By a Newsnet reporter
Voters in Scotland do not trust any of the three main UK parties to deliver their promises of more powers in the event of a No vote in September’s independence referendum.
A survey carried out by Panelbase has found that where voters give a view, most do not believe promises of more powers given by Labour, the Conservatives or the Lib Dems.
When asked, “If the UK parties do make pledges regarding further devolution in the event of a No vote, do you trust them to deliver on those pledges?”
- 42% said they did not trust Labour to honour their more powers promises, 28% trusted the party. Nearly one third (30%) did not know.
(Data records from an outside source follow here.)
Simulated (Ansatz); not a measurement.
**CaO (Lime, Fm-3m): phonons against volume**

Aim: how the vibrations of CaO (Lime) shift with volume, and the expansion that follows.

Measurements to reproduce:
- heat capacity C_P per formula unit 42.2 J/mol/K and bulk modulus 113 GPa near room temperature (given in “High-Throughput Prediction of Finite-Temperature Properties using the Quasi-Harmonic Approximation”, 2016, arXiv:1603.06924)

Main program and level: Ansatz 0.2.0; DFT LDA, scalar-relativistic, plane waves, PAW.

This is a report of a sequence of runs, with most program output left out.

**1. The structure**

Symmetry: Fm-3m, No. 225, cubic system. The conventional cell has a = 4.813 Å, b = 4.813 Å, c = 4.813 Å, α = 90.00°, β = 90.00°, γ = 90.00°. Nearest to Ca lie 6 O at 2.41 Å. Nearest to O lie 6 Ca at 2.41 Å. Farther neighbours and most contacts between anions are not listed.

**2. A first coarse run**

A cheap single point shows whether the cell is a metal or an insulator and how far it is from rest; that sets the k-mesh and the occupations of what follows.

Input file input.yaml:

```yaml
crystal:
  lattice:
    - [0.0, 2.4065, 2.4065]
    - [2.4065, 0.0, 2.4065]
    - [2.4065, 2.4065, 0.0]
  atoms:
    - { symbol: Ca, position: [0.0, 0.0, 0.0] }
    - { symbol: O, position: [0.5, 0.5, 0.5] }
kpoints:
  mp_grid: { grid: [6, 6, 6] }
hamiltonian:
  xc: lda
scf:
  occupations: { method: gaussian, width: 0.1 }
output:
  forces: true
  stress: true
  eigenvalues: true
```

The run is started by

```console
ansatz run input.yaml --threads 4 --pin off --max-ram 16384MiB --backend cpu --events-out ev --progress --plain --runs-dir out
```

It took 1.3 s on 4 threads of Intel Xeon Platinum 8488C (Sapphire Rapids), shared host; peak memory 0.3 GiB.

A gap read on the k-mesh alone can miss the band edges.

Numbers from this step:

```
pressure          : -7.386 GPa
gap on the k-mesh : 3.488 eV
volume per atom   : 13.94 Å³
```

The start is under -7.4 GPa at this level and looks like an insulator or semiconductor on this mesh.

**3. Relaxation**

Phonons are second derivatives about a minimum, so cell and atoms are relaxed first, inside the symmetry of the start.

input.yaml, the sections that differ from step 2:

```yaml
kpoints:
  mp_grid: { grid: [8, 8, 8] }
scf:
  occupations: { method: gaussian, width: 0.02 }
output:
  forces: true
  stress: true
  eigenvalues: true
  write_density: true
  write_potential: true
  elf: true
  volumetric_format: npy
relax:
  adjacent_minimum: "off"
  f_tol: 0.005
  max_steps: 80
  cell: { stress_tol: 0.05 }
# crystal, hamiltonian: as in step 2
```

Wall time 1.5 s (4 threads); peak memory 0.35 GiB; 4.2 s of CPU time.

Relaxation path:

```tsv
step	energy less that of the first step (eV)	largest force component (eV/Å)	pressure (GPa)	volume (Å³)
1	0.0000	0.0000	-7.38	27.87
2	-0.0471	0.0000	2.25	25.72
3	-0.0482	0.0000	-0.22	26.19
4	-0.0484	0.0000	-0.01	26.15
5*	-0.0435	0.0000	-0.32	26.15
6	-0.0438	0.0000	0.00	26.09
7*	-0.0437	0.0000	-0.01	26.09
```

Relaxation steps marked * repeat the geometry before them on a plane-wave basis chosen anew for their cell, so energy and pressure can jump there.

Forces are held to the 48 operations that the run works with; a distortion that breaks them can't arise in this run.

- 61% said they did not trust the Conservatives, against only 16% who trusted David Cameron’s party to honour its pledge. Less than a quarter (23%) said they did not know.
- 57% said they did not trust the Lib Dems to deliver more powers against 16% who did. Just over one quarter (27%) said they did not know.
When asked if they believed the extra powers being offered by the three main Unionist parties would match their own expectations, there was a similar pattern with more people saying they did not believe the new powers would match what they believed the Scottish Parliament should have.
- Only 13% thought the Conservatives would offer enough new powers, 48% said they would not offer enough and 39% did not know.
- 23% thought Labour would offer enough new powers, 34% said they would not and 43% did not know.
- 13% said they believed the Lib Dems would offer enough new powers, 42% said they would not and 44% did not know.
The survey results will prove a sobering reminder to pro-Union strategists as they struggle with just how much to offer Scots in an attempt at luring them away from the increasingly appealing opportunities being offered by a Yes vote. However there is sure to be concern at the level of distrust felt by many voters who appear simply not to trust London based parties to deliver on their promises.
On Thursday Newsnet Scotland published results of the latest poll on support for independence which showed Yes had closed the gap to just five points. According to our survey, 40% now backed Yes, 45% backed No and 15% were yet to decide.
Publication of the survey results coincide with this weekend’s Scottish Labour conference and the announcement of new powers by Johann Lamont’s party should Scots vote No in the independence referendum.
However the plans, which Labour has claimed will give Holyrood control over forty per cent of tax powers, has been embroiled in controversy with experts accusing Labour of exaggerating the figure. Think tank Reform Scotland has produced its own analysis which it says shows Labour’s package will increase the amount of tax controlled by Holyrood to 26% and not the 40% claimed.
In a TV interview on the BBC, when confronted over the dispute between Reform Scotland and her party, the Scottish Labour leader initially appeared to accept her party’s figure of 40% was inaccurate.
Challenged that the figure was “not forty per cent of taxation, it is forty per cent of revenue”, Johann Lamont replied “sure, sure”. However the MSP later backtracked and insisted the reform Scotland analysis was wrong.
The spat is awkward for Labour MSP Duncan McNeil who is a member of Reform Scotland’s Devo-Plus group, which is calling for extra powers beyond that being offered by his own party.
The row over the extent of her party’s tax proposals follows two shambolic TV appearances by Ms Lamont in which the Scottish Labour leader appeared not to understand some of the key implications contained in her party’s plans for more devolution.
[Newsnet Scotland last night passed our full survey tables to BBC Scotland’s Good Morning Scotland, and its two presenters Isabel Fraser and Bill Whiteford.]